Smile Politely

Undead Theater

Undead flesh eaters seem to be all the rage these days on campus. On Halloween, a mob of zombies danced to “Thriller” on Green Street. In student film festivals, zombie movies are a staple. The next stage of evolution in zombie campus culture comes in the form of a new play debuting at the McKinley Foundation this Friday and Saturday night, entitled “A Zombie Play.” The play was written and directed by University of Illinois senior, Eric Roth.

“I’m coming in at a time when zombies and zombie things are kitsch and hip,” Roth explained before a Thursday night rehearsal. “But I approach the subject in a mocking, but serious manner.”

Roth chose the title “A Zombie Play,” so as to avoid any flack for claiming to be the definitive zombie play.  “It’s one of many zombie plays that may exist,” he said. Though Roth admits he has never seen or heard of anything similar in topic or nature to this production.


Roth invited me into his childhood while he lay on an old card table as if it were a psychiatric sofa. “Ever since I was a kid I really wanted to be a zombie.” After a long, reflexive pause he corrected himself. “I always liked haunted houses… I wanted to make a play like a haunted house. “

He also noted the limitations of a student production with little to no budget. “Zombie movies rely heavily on special effects and costuming, but in a play there’s a suspension of disbelief. That was a big reason I wanted it on the stage.”

Throughout the interview, Roth would laugh and censor himself. “I don’t want to tell you too much and give it away.” He was willing to say it was “physically impossible” for the audience to stay in their seats after the first five minutes.

The big question I had was what the intention of the play was. Is it supposed to be scary or is it supposed to embrace the kitsch and camp that is associated with many zombie movies.

“My friend, Ali Murphy, came to a rehearsal and she said it was ‘both funny and scary.’ People that are in the play still get scared.” Roth leans back and laughs a laugh well-suited for someone who has spent the past year planning a play centered on zombies.

From interacting with the small cast, humor definitely comes through. Roth, including the majority of the group is involved with various campus comedy groups including Potted Meat and improv groups Spicy Clamato and Debono. A five minute discussion on the merits of fake blood (the debate could be alternately titled the “cool vs. clean” debate) ended with one cast member being concerned that the mink stole he planned on wearing on stage would be ruined by the blood.
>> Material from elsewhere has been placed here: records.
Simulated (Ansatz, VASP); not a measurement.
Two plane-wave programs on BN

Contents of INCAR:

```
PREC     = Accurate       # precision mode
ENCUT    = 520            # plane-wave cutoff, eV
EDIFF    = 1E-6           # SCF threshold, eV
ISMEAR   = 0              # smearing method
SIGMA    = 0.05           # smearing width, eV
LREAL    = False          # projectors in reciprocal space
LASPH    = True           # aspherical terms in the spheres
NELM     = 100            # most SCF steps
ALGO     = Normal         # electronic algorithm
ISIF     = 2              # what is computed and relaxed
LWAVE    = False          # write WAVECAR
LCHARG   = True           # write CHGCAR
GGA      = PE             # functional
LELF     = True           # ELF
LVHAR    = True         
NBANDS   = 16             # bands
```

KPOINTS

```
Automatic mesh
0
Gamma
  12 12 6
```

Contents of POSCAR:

To sell the play further, Roth insisted on speaking in self-proclaimed hyperboles. “No other theatre group is doing what we’re doing!” Roth exclaimed. “It’s an experience they’ll remember forever!”

After staying for a full run-through, I’d have to agree.

“A Zombie Play” will run at the McKinley Foundation tonight and tomorrow with shows starting at 8: 30 p.m., 9:30 p.m., and 10:30 p.m. each night. The cost is $5 at the door.